Here is a short list of recommended concerts across the two weeks of the JVC festival, which starts on Sunday and runs through June 28. Details can be found at festivalnetwork.com or jazz.jvc.com.

TRIBUTE TO ALICE COLTRANE Alice Coltrane has often been considered a kind of sidebar to her husband. As a musician, she still isn’t widely understood. A pianist, harpist and composer, she married John Coltrane in 1965 after he had reached the mature-and-famous stage. His reputation overshadowed about two-thirds of all jazz in the 1960s, let alone the work of the woman he lived with. But of course there was more to her: she had studied informally with Bud Powell in the ’50s; in the early ’60s she was a respected part of the Detroit jazz scene; and when she moved to New York, she gigged with the vibraphonist Terry Gibbs. A trained classical musician, she became fascinated with string orchestras and choirs and made music for meditation for 30 years as the founder of a Southern California ashram. It’s not clear how much of that will be apparent in this tribute concert, but the small-group cast looks strong. Besides her son Ravi, the saxophonist, and the pianist Geri Allen, a fellow Detroiter a generation younger than her, the concert includes the bassist Charlie Haden and the drummer Jack DeJohnette, who recorded with her in the early ’70s and then again on her last album before her death in 2007, “Translinear Light.” The Concert Hall at the New York Society for Ethical Culture, 2 West 64th Street, Manhattan, Tuesday, 8 p.m.
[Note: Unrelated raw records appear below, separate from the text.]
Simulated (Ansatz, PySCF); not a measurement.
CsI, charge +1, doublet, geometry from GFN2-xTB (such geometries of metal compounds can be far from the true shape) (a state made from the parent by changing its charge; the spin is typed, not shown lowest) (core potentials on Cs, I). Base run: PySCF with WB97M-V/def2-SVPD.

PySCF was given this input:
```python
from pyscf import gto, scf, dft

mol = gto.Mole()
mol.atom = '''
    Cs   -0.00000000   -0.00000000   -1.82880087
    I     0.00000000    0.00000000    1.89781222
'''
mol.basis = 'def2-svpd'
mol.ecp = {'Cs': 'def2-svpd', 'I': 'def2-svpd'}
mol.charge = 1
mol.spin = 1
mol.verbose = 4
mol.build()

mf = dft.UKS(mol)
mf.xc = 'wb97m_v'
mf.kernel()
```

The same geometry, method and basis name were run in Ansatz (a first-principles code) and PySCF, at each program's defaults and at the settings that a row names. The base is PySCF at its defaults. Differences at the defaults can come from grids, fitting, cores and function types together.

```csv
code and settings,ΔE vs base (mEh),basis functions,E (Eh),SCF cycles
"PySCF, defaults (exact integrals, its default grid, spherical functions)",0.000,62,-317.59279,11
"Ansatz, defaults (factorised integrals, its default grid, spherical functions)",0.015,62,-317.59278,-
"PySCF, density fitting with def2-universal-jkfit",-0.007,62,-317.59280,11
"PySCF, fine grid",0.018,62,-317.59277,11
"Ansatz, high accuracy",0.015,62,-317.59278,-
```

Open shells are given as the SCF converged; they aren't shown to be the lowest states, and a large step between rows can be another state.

CHARLIE HADEN QUARTET WEST After his appearance at the Alice Coltrane concert, the bassist Charlie Haden sticks around town for a gig at Le Poisson Rouge, the “multimedia art cabaret” on the old site of the Village Gate, in the club’s very first week of operations. Quartet West is the band he formed in the mid-’80s with other Los Angeles jazz musicians, principally to explore some American music that isn’t usually the stuff of mainstream jazz quartets. Mr. Haden is a film buff, and old Hollywood soundtracks are where he gets a lot of his source material. It’s relaxed, deluxe and extremely nostalgic music, and his melancholy pull on the instrument, as if he doesn’t want to play any notes that might sound automatic, causes some creative friction against the more headlong styles of his band mates. Le Poisson Rouge, 158 Bleecker Street, Greenwich Village, Wednesday, 7 and 9:30 p.m.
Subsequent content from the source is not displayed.